Jesus was in this man. In his toothless grin. In his desire just to get paid a few cents to drive his carriage so that he can eat dinner tonight. And Jesus created this man. He knows how many hairs are on his head. He knows him by name. Yet this man’s brokenness permeated my very soul.

Jesus has been talking to me a lot about doing what He says to do. About looking a little bit more like Himself. And that takes action. We can pray, worship and fast all we want. But to become more like Him also requires action. Something I’m often not so good at. I say I care about what Jesus cares about. But, if my life doesn’t reflect it in my actions, than my words are void. If Jesus cares about love and justice – than I should to. If He cares about the “least of these”, than I should as well.

I’ve been wanting to make a commitment to the Lord, to stop overlooking the men and women sleeping on the sidewalk. To stop overlooking the brokenness that I see all around me. So often I walk by and say a quick prayer. But is that enough? What would Jesus do?

It’s uncomfortable not overlooking these people. Because it requires action. It requires stepping out in front of of peers and others to do something. Sometimes it requires making a scene. And, for those of you who know me, I’m more of a behind the scenes kind of gal. But Jesus has been telling me that when I see these people, I’m seeing His sons and daughters. I’m seeing someone that He loves very much, that He created to know Him and be found by Him. And that’s humbling. It means I have to do something. I don’t have much money. I don’t have much to tangibly give.

But if Jesus is asking me to see these people with His eyes – and even to see Himself in these people, I can no longer overlook these people.

 

                                       

(Google Image)

When this man asked me for a ride in his carriage I said no and went on my way. But then, I sat down on a bench not far from him and watched him. Jesus told me to be His hands and feet to this man. I didn’t do much, I bought an iced tea and brought it to him. He offered me another ride and I said no. It wasn't a lot, but I hope that this man experienced something different when he received that iced tea. I hope he saw Jesus and not me. I hope that he saw that he was worth something. Through his toothless grin and his frail body – I hope he knew that he was loved in that moment.

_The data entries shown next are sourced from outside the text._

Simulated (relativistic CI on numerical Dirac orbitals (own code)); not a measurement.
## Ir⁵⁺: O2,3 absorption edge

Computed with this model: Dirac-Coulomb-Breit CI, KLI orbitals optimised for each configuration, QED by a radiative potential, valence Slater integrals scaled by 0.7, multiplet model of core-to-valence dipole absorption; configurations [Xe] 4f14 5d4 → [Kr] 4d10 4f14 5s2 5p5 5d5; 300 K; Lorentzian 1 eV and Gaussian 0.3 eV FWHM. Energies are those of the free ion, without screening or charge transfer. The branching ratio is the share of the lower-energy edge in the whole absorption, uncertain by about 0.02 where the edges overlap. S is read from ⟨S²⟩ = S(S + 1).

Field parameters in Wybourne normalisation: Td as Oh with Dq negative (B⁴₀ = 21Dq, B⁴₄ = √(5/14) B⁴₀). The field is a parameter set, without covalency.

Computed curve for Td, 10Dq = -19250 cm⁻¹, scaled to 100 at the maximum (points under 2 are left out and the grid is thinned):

I’m reading a brand new book on the shelves right now called “Pursuing Justice” by Ken Wytsma. He says this in the introduction, “those who require everything and seem to give nothing in return – is the very picture of God’s love for us” (Wytsma, xx).
 
He goes onto say, “It wasn’t about God needing anything from me – His delight came in the giving, not the receiving. God’s love for me sacrificed, forgave, and endured all things, not because I was a good return on His investment, but because God’s love is pure. And that meant it wasn’t about what I could get so much as what I had already been given” (Wytsma, xx-xxi).
 
It’s not about me. It’s not about me giving an iced tea to this man. It’s about what I’ve already been given. I’ve been given everything and deserve none of it.
 
And that’s the very picture of God’s love for you and me.

I'm convinced that when I serve the "least of these", I'm serving Jesus. And that's a paradigm shift. If that is truth, than it changes everything. It changes my life and my purpose. It changes how I see others and even how I see myself. 

Jesus, give me Your eyes. Let me see what You see. Make me more like Yourself and less like the world. I pray that I would know that You gave everything up for nothing in return. Let that be the rhythm of my life – because of what You first did for me. Amen.

Let our lives look different than the world's. Let's let His grace and love flow more deeply so that we would extend that same grace and love to the world!